PostgreSQL GSoC 2018 ideas

Recently Stephen Frost called in pgsql-hackers@ mailing list for PostgreSQL-related ideas for Google Summer of Code 2018. I proposed a few ideas and offered to be a possible mentor for corresponding projects. In this post I would like to share a brief description of these projects (copied from PostgreSQL Wiki).

Google Summer of Code is a great opportunity to contribute to free and open source software, not mentioning gaining unique experience. If you are a student you should seriously consider to participate. Also I would like to encourage everyone to join the discussion in the mailing list and propose ideas on how PostgreSQL can be improved.

Project 1. High availability / failover based on logical replication

Currently there are plenty HA solutions for PostgreSQL based on physical (streaming) replication - patroni, Stolon, RepMgr, and others. Unfortunately, there is no solution that uses logical replication introduced in PostgreSQL 10. The main advantage of logical replication over physical replication in this context is an ability to upgrade PostgreSQL without a downtime. Also logical replication allows to use temporary tables on replicas. The idea of this project is to implement an analogue of Stolon that will provide HA based on logical replication.

It worth noticing that this tool has a potential to evolve in a full-feature open source NewSQL layer on top of PostgreSQL that will support sharding, rebalancing (which is also impossible with physical replication), Percolator-like distributed transactions, convenient web-panel, etc. These are subjects for further GSoC projects though.

Project 2. Thrift datatype support

One of the advantages of document-oriented databases like MongoDB or Couchbase over RDBMSs is an ability to change the data scheme easily, fast and often. The traditional approach in RDBMS world involves doing an expensive ALTER TABLE operation, slow upgrade of an existing data, and stuff like this. This approach is often slow and inconvenient for application developers.

To solve this issue PostgreSQL provides JSON and JSONB datatypes. Unfortunately JSONB has a disadvantage of storing all documents keys, which is a lot of redundant data.

One possibility to reduce JSONB redundancy is to use zson extension. It compresses JSONB documents using a shared dictionary of common strings that appear in all or most documents. This approach has its limitations though. Particularly, since data schema evolves, the dictionary has to be updated from time to time. Also zson can affect the build-in mechanism of PostgreSQL of compressing data using PGLZ algorithm since this mechanism uses some heuristics to recognize data that compresses well. Thus sometimes zson can reduce the overall performance.

There is another extension - pg_protobuf. Basically, it provides Protobuf support for PostgreSQL. At the time of writing this text pg_protobuf is in a proof-of-concept state. However, it seems to solve all the issues described above and doesn't have any disadvantages of zson extension.

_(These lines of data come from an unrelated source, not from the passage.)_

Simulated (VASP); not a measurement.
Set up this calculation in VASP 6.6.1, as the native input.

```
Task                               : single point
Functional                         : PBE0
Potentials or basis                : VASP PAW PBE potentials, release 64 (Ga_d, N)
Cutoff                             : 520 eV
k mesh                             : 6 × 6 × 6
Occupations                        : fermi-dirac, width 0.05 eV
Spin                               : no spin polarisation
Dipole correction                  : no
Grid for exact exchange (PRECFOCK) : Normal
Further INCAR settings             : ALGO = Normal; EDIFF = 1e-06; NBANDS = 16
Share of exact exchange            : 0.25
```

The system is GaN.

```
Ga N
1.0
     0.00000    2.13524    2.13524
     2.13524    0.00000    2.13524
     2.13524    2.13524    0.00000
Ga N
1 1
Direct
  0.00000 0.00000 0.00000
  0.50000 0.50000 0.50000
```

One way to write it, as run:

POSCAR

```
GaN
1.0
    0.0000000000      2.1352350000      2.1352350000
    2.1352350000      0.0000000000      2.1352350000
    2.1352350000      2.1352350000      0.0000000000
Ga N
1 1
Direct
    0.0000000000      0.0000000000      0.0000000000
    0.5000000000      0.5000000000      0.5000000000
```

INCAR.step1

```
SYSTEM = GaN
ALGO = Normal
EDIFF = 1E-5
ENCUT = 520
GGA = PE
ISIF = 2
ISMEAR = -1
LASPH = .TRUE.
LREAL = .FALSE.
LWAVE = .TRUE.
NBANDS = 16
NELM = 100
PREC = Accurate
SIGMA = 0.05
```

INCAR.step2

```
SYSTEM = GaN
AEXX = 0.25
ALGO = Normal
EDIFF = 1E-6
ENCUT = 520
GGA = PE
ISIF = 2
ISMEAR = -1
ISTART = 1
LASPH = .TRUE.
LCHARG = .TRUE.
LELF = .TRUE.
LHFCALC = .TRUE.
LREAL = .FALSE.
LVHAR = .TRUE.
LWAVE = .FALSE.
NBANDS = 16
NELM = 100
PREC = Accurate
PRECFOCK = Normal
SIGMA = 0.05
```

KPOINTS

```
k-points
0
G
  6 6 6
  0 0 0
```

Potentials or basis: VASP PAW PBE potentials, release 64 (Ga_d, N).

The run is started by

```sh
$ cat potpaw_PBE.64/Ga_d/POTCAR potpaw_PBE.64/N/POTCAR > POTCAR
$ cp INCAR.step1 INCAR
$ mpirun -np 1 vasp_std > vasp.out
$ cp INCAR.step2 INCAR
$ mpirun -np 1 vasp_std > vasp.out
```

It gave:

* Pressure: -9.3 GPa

The idea of this project is to create a similar extension that would provide Thrift support. Some users may prefer Thrift to Protobuf or just use it for historical reasons. This project is a bit more complicated than pg_protobuf since unlike Protobuf Thrift supports various encoding protocols. Also the extension should provide a tool that generates from .thrift files PL/pgSQL procedures to access Thrift data (at the time of writing this text similar tool for pg_protobuf is in development.)